Timeline Link to heading

In 2002 I was getting pretty serious about computers after a few years of really only using them for music but I didn’t believe I could build my own website. So, I hired 2 different web designers for 2 ideas.

My 1st project idea was: a Phoenix-area music scene website that wasn’t terrible:

  • recorded interviews with musicians I knew & liked
  • recorded sessions like the kind I had done live at some radio stations in the Phoenix area
  • a podcast (ground-breaking at the time…)
  • reviews of releases & shows
  • etc.

The name of the site was “Thermophonic.com 🔥💿”.

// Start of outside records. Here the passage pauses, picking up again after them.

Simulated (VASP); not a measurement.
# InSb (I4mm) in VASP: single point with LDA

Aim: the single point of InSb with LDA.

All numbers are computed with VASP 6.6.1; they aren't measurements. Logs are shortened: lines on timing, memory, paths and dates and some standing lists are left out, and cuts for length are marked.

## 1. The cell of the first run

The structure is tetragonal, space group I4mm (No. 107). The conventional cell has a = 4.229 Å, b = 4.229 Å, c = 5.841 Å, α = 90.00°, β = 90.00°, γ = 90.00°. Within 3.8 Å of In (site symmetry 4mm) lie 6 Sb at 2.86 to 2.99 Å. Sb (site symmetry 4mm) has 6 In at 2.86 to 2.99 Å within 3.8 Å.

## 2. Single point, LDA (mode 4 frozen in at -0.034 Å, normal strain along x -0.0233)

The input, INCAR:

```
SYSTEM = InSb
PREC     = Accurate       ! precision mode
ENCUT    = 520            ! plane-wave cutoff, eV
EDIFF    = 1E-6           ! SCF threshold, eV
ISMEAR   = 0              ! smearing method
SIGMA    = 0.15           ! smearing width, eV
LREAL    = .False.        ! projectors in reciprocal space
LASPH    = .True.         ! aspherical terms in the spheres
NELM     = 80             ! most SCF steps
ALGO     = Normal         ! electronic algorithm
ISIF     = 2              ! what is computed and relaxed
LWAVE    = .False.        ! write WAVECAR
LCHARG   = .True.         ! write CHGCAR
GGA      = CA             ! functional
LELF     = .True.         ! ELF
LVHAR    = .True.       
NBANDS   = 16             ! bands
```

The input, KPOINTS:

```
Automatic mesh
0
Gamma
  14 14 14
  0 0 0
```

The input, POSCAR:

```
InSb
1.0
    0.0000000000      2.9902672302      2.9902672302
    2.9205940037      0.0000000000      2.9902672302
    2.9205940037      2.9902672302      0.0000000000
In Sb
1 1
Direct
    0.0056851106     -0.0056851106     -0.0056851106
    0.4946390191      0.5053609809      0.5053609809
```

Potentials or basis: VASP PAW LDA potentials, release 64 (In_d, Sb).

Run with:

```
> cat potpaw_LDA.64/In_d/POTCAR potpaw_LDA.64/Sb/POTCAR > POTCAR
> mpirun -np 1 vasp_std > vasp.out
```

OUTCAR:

“Phonic” because it was focused on music / sound & it kind of sounds like “Phoenix”. Also, not sure if you’ve heard, but it’s quite warm there. Also, since it’s NOT REALLY A WORD IT MAKES THE SINGLE-WORD DOMAIN CHEAP TO BUY. I doubt I’ll be able to find the artwork. If I do, I will post it. The logo very much looked like a vinyl record wearing a hat made out of the little fire thingy from Donkey Kong…

Donkey Kong.

Too hot.

Since I no longer live in Phoenix & this no longer interests me you can have the name for free. (I think it holds up for that idea.)

I hired a guy to work on it. He made some nice looking stuff, but, frankly, he was an a-hole. He didn’t have much interest in doing what I wanted him to do.

I know the relationship between client & designer can be fraught. I understand it on several levels.

I have been the “creative” in this relationship on many music scoring projects. Striving to get the music that’s needed while making something good while following the direction of someone who can’t explain what they want in musical terms is hard.

I also know quite a bit at this point in my life & career about the software business. I know how difficult it is to translate people’s desires into a working product, how tricky it can be to turn requirements into implementation details that result in a thing.

He was still an a-hole. So, it never got finished.

My 2nd project idea was: a site, like this one. Back then, to make a site like this I would have had to learn all sorts of things I did not know. PHP, CSS, HTML, DNS, hosting, blah blah blah…

I hired a girl who was great! She understood intuitively exactly what I wanted, she made creative suggestions that enhanced my requests, her work was affordable & we got along really well.

I never finished the project.

So, fast forward to, I don’t know, when YouTube started becoming not just that weird video site but “YouTube”. The place where people were actually making money from posting videos of their stupid hobbies. I was like, wait, I have a stupid hobby. I have all of this stuff I could make talking-head videos about & I could have a site that complemented the videos. I think I could have INVENTED sYnThYoUtUbE™!

I didn’t & though at that point I pretty much knew everything I needed to know to start my own website, I didn’t.

In 2014-2015, everyone seemed to be building Hugo sites. Static-generation, text files, themes - all you had to do was create content, host it somewhere & publish.

I never did it.

But, now, I have done it. This is that site, such as it is. In 2025. 23 years late.

Files Link to heading

The repo for this site is https://github.com/nonpunctual/nonpunctual-site. There is not much to see there.

When pushing from the local dev environment to GitHub, a GitHub Action is executed in the nonpunctual-src repo that runs the Hugo build command. This generates a “minified” version of the site HTML from which a branch is built. That branch is written to nonpunctual-site. It contains the data needed to publish & serve nonpunctual.org & nothing else.

I am using GitHub Pages for hosting. Repos used for GitHub Pages hosting must be set to public for non-enterprise GitHub accounts, but using this dual-repo config allows me to keep my Hugo source, draft content & issues private in nonpunctual-src. Neato.

This gives me a lot more control over what’s published vs. what’s in draft. By keeping it private I am not (really) meaning to hide anything other than my laziness & my tendency to keep things in draft for a very, very, very long time.

I plan to make everything about how I’ve built the site available right here on this page! Stay tuned for more.

“Gear” Link to heading

You start with a theme, the best intentions, a few aesthetic choices your AI pal says will be a breeze to implement & it rather quickly devolves from there…

  • Hugo using the hugo-coder theme
    • some custom CSS & JS
  • Code syntax: Nord style
  • Cloudflare (image hosting)
  • GitHub Pages (hosting)
  • GoDaddy (domain + DNS)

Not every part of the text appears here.